Charleston Ballet dances back to the Age of Jazz with The Great Gatsby 

The fact that CBT resident choreographer Jill Eathorne Bahr was able to set the literary classic to dance is tribute to her talent

The opulence of the jazz era — the proverbial Roaring Twenties — is what makes this story such a decadent delight on stage. It's also the bitter aftertaste that follows the tale of a man who tried to attain what so many before and after have reached for.

We like to tell our children that they can become anything they dream of becoming, but eventually childhood gives way to adulthood and the truth about how malleable our places in the world really are begins to seep in. We can improve ourselves vastly, yes, but sometimes, the simple truth is that you really can't get there from here.

Ah, but we can throw one hell of a party along the way.

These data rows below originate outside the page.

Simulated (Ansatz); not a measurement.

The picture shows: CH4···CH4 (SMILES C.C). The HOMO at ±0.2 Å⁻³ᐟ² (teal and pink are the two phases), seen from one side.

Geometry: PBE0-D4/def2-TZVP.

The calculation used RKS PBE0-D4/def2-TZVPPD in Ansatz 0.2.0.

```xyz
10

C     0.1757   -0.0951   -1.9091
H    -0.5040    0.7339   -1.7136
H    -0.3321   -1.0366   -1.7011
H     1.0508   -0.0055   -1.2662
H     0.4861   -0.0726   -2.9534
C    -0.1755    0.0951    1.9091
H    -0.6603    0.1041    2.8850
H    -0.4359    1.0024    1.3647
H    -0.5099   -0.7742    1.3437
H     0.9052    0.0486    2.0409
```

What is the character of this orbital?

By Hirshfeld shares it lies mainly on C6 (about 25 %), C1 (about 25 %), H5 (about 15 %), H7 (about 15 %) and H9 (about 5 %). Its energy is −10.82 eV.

Jay Gatsby did, and the elite of Long Island reveled with him in the beloved novel by F. Scott Fitzgerald. It's the stuff of the American Dream and Greek tragedy all tangled up together: Gatsby's fascination with Daisy Buchanan compels him to do extraordinarily well for himself, and this same fascination ultimately leads to his downfall.

The fact that Charleston Ballet resident choreographer Jill Eathorne Bahr set the literary classic to dance is tribute to her talent. The party scenes are naturally inclusive of dance, but interpreting the quieter moments of the novel in physical movement presents a more compelling challenge. Yet Gatsby's early sense of yearning — the eagerness to appear to the manor born — is all there, somehow, in the dance.

Chalk part of it up to Stephen Gabriel dancing such a fine Gatsby, looking every bit the part of the self-made millionaire, and Jessica Roan equally adept as Daisy. The feel of the character permeated the stage, as it should. The rise and fall of Gatsby parallels that of the prosperity and decadence that marked the 1920s and every lush set design, every lavish dance, prefigures the inevitable fall.

Standout performances include Alexander Collen as Gatsby's rival, Tom Buchanan, and Melody Staples as Myrtle.

Music by George Gershwin, Cole Porter, and Billie Holliday adds to the sweeping sense of grandeur and time gone by. While the narration between the musical pieces is helpful for following the story, the musical numbers are so delightful that one can't help but wish for more of them.

Of course, that's the point: as with Gatsby himself, the party can only go on for so long.